Daniel Loeb, the activist investor pushing for change at Nestle, has said he expects the “decisive disposal of other ill-fitting businesses” following the Swiss food giant’s sale of its US confectionery unit.
Nestle sold its American candy assets last week to Italy’s Ferrero for CHF2.8bn (US$2.9bn) amid a focus on investment on what the company deems “high-growth food and beverage categories”, such as coffee, pet care, infant nutrition and bottled water, as well as selected moves in healthier categories, although it has kept its other confectionery businesses worldwide.
While Loeb, whose Third Point fund took a US$3.4bn stake in Nestle last year, welcomed the sale of the US confectionery business at a “very attractive price”, noting the candy unit only made up approximately 1% of group sales, he urged Nestle chief executive Mark Schneider to pick up the pace of disposals.
“Nestle has an opportunity to move with greater urgency to complete its targeted level of portfolio adjustments”, Loeb said in an investor presentation document yesterday (22 January).
The world’s biggest food company also needs to move faster in increasing its exposure to the “high-growth categories” of coffee, pet care, water and nutrition, along with launching a review of its stake in cosmetics maker L’Oreal, Loeb added.
And he urged Schneider to step up a share buyback programme before the price starts to reflect the “improving fundamentals”, building on a CHF20bn buyback already announced.
“After five years of sub-par performance, the market remains somewhat sceptical of the company’s ability to re-accelerate sales growth and improve margins in line with announced targets. As a result, shares remain attractively priced relative to what the company could earn in 2020 and beyond,” Loeb said.
But he questioned Schneider’s decision in December to acquire Atrium Innovations, a Canada-based vitamins and supplements group, and Nestle’s continued presence in ice cream and frozen pizza, categories some argue do not sit well within the company’s ambitions in pushing better-for-you products.
“We would also like Nestle to better explain to shareholders the rationale behind expanding further into consumer health care,” the presentation document said. “The recent acquisition of Atrium Innovations and rumours that the company is bidding on larger assets in this category, have left some shareholders confused. Many products like ice cream and frozen pizza do not meet the company’s brand aspiration of being better-for-you.”

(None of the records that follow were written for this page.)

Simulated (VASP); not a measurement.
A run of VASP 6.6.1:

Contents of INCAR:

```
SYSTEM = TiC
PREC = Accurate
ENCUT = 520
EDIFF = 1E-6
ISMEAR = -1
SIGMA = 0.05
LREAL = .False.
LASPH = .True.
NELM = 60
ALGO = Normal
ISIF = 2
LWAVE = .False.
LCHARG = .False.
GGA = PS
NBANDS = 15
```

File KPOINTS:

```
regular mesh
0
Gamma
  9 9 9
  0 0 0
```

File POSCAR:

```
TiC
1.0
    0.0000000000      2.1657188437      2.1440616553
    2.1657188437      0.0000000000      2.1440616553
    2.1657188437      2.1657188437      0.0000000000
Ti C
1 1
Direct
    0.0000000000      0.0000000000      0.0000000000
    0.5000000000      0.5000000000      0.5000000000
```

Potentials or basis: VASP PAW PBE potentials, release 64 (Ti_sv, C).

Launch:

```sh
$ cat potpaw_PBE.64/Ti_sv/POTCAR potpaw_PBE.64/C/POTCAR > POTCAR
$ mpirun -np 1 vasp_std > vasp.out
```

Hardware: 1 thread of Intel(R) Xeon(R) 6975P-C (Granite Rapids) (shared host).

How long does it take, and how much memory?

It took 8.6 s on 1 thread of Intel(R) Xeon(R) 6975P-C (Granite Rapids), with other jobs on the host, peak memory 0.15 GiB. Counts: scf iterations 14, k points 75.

He added “forays into skin health seem unrelated to Nestle’s core business and like a costly mistake that should be unwound”.
“Nestle defines itself as a company focused on nutrition, health, and wellness, but many of its assets do not align with that vision,” Loeb said.
Jon Cox, an analyst covering Nestle at French finance house Kepler Chevreux, said Loeb’s letter is “less conciliatory than before, when he commended Nestle’s efforts in terms of a margin target and commitment to portfolio change under new CEO Mark Schneider”.
He added: “However, we view pressure from Loeb as actually helpful for Schneider’s efforts to modernise and regenerate the organisation.”